The House Financial Services Committee considered legislation, H.R. 2650 ("the Payment Choice Act of 2019"), to (i) prohibit retail businesses from refusing cash payments and (ii) encourage an increase in mobile banking and electronic payment technologies.
Under H.R. 2650, retail businesses would no longer be allowed to (i) refuse cash payments and (ii) charge customers using cash higher prices than customary for customers using other forms of payment. H.R. 2650 provides a private right of action to consumers who violate its provisions.
Both consumer advocates and industry representatives testified before the House Financial Services Committee on the issues of cash as a method of payment and mobile banking. Those who testified included:
- New Economy Project Co-Executive Director, Deyanira Del Rio, who denounced the growth of cashless businesses, saying that they "reinforce inequities" in the U.S. and global economic structure. She supported H.R. 2650, stating that the NYC Council recently passed a similar bill – the " Payment Choice Act of 2019" – aimed at addressing the discriminatory effect cashless businesses have on groups facing longstanding systemic barriers to fair banking access.
- Paypal Global Public Policy Head, Usman Ahmed, who urged policymakers and the payments industry to work together to increase mobile payments innovation, while ensuring consumer protection and security.
- Economic Studies Fellow at the Brookings Institute, Aaron
Klein, who recommended:
- implementing requirements specifically for businesses conducting in-person, small dollar sales of core consumer goods to accept cash;
- mandating that banks and credit unions make consumers' funds available immediately; and
- additional research on how the retail payment system in the United States can provide access to low cost, secure digital wallets.
- Consumer Reports Senior Policy Counsel, Christina Tetreault, who identified two areas of improvement in the payment industry: (i) amending the Electronic Fund Transfer Act to ensure equal, strong loss caps and guaranteed recredit time periods following unauthorized use of all non-cash and non-check payments and (ii) implementing "strong privacy legislation," explaining that the Gramm-Leach Bliley Act does nothing to curb data collection.
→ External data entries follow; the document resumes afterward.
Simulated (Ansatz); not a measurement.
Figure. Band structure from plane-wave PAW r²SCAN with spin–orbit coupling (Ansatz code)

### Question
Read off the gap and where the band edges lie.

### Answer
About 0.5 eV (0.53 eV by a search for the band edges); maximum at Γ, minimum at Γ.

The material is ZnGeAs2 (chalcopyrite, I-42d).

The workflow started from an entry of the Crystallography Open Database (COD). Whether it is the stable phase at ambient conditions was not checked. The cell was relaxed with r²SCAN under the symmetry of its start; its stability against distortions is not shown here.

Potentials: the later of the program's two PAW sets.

- U.S. Faster Payments Council ("FPC") Executive Director, Kim Ford, who stated that the FPC supports the choice of payment methods and enabling a faster digital payment environment.
Commentary Steven Lofchie
A business does not turn away cash because it doesn't want customers. There are many reasons why a business may choose the manner in which it charges or accepts payment for services. It may turn away cash because of the possibility of theft, whether it is employee theft or robbery by outsiders. (Speaking as a former NYC nighttime cab driver, there are many situations in which it is quite desirable to be able to advertise that one is not carrying cash.)
Further, why isn't this a local issue? Why should the federal government mandate requirements for matters that are so inherently provincial? And why should there be a carve-out for internet businesses, which are becoming more and more the dominant power in retail. Perhaps instead of imposing additional obligations on local businesses, the federal government should consider ways to empower them.